FORMER finance minister Tendai Biti has said president Emmerson Mnangagwa (pictured in Davos, Switzerland) on Wednesday wasted an opportunity to clearly present Zimbabwe to the world by dodging crucial issues that should have been cleared years
ago. Mnangagwa addressed the World Economic Forum in Davos on Wednesday where he was interrogated over several issues including the contentious land question. Zimbabwe’s President Emmerson Mnangagwa looks on during the World Economic Forum (WEF) annual meeting in Davos, Switzerland January 24, 2018. REUTERS/Denis Balibouse
Biti argued that Mnangagwa could have used the chance to show the world how sincere he was in his efforts to revive the country’s economy. Biti said by dodging the questions, he came across as someone with something to hide.
“He fudged the Gukurahundi issue which even he himself knew is a matter of interest both to Zimbabwe and the world.
Addressing well that issue could have put him in a better standing. He dodged whether he still wanted white farmers or not.
He couldn’t answer clearly whether he wanted international observers or not. All these issues need clear articulation. Making a presentation at Davos, however, does not cure the economy which is in shambles,” he said
Biti said the presentation was a continuation of former president Robert Mugabe’s terrain, adding that he had to walk the talk.
“Mnangagwa must walk the talk. How can we talk about investments when foreigners can’t take a cent out of the country and when there is no ease of doing business?” he said.
Economist John Robertson concurred with Biti, pointing out that Mnangagwa’s presentation did not live up to the task he went to Davos for. “I’m disappointed in the paper he carried to Davos. Whoever prepared that paper for him did not put much effort. It does not have much information that will lure investors into the country. Overall, he made a good impression but he could have done more on mining, agriculture, and tourism. He was also given little space. People will be inquiring about inflation but he did not have that. It’s not enough to draw expertise from all over the world,” he said.
Robertson said banks should be the ones to fund command agriculture to make it a long-term project which will cater to the country’s food needs.
Mnangagwa told delegates that Zimbabwe is now able to produce surplus grain regardless of drought, backed by the command agriculture scheme.
Robertson said Mnangagwa needed to realize that the country cannot be sustained on contract farming but needs long-term financing and strong back-up.
“Mnangagwa still feels the country can do well with contract farming. Farming is a big business that requires more commitment and big investments especially funding from banks not to rely on government funding as is happening now. We have an uncertain climate we need back-up and it costs money and long-term commitment,” he said.

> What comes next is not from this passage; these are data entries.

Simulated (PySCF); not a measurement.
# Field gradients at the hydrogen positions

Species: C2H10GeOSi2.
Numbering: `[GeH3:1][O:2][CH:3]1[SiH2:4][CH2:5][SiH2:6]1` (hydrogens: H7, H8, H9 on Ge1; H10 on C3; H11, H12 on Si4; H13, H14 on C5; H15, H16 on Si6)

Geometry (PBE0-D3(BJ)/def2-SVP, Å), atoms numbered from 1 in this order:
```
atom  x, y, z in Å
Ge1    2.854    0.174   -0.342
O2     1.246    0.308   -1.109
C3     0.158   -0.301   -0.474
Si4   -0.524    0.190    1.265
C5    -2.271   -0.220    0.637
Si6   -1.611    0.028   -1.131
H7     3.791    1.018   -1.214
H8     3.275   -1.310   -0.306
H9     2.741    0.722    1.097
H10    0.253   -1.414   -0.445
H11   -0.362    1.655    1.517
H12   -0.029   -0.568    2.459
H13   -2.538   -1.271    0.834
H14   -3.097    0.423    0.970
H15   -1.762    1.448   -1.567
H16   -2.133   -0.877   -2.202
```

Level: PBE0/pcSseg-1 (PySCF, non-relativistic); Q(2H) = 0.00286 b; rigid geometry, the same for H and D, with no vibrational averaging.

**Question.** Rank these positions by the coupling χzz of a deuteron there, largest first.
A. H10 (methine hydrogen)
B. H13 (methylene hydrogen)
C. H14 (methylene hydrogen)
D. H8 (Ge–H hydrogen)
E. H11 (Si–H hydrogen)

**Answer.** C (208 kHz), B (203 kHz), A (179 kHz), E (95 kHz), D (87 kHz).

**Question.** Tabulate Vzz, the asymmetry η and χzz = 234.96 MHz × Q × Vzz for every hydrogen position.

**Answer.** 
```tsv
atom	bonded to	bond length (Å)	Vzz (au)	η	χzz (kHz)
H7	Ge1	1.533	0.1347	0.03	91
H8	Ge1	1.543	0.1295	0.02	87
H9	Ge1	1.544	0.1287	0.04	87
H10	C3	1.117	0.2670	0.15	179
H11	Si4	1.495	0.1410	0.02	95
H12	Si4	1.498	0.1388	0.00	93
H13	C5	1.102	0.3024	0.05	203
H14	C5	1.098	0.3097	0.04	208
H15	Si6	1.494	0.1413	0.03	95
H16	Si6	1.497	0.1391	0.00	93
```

However, local economist Tapiwa Mashakada, who is also MDC-T Hatfield MP and former investment and economic planning minister, commended Mnangagwa for striking the right cord in Davos.
“The president made very positive remarks about Zimbabwe’s economic prospects and he addressed investor concerns about security of investments. This is as it should be and it’s good for Zimbabwe to shed off its pariah status,” he said.
Mnangagwa has said there shall be no racial discrimination when it comes to land ownership under the new administration in Zimbabwe but government will ensure that non-commercial farmers are capacitated to enhance economic growth through agriculture.
Zimbabwe has been undergoing economic turmoil for the past two decades which has been characterised by a crippling liquidity crunch, severe cash shortage, high unemployment and investor flight.
“As the new administration we don’t think along racial lines. That’s a philosophy of the past. Farmers are farmers. Those commercial farmers who happily integrated into our systems by agreeing to have their farms downsized according to ecological regions have remained, we value their skills and the non-commercial farmers need to be trained and capacitated. It is a deliberate policy we are making,” he said.
Mnangagwa said he has no doubt that with the model of agriculture introduced, the country will be self-sustaining in terms of food production and even record a surplus whether there is drought or not as the country has been able to create a strong water body base.
On the key issue of indigenisation, Mnangagwa reiterated that all other sectors are now open for negotiation except for the two key areas of platinum and diamond mining.
Last week, the government unveiled a post-election investment promotion blueprint anchored on the protection of investment and property rights as the capital-starved southern African nation pushes for re-engagement with the international community.
He also told the delegates that the Gukurahundi issue was one which the government of the day should apologise for.
Mnangagwa admitted that the economy is in tatters because of bad decisions that were made in the past.
While government would adopt and implement consistent and transparent policies that render a competitive and preferred investment destination, the reforms undertaken will seek to improve Zimbabwe as a competitive investment destination.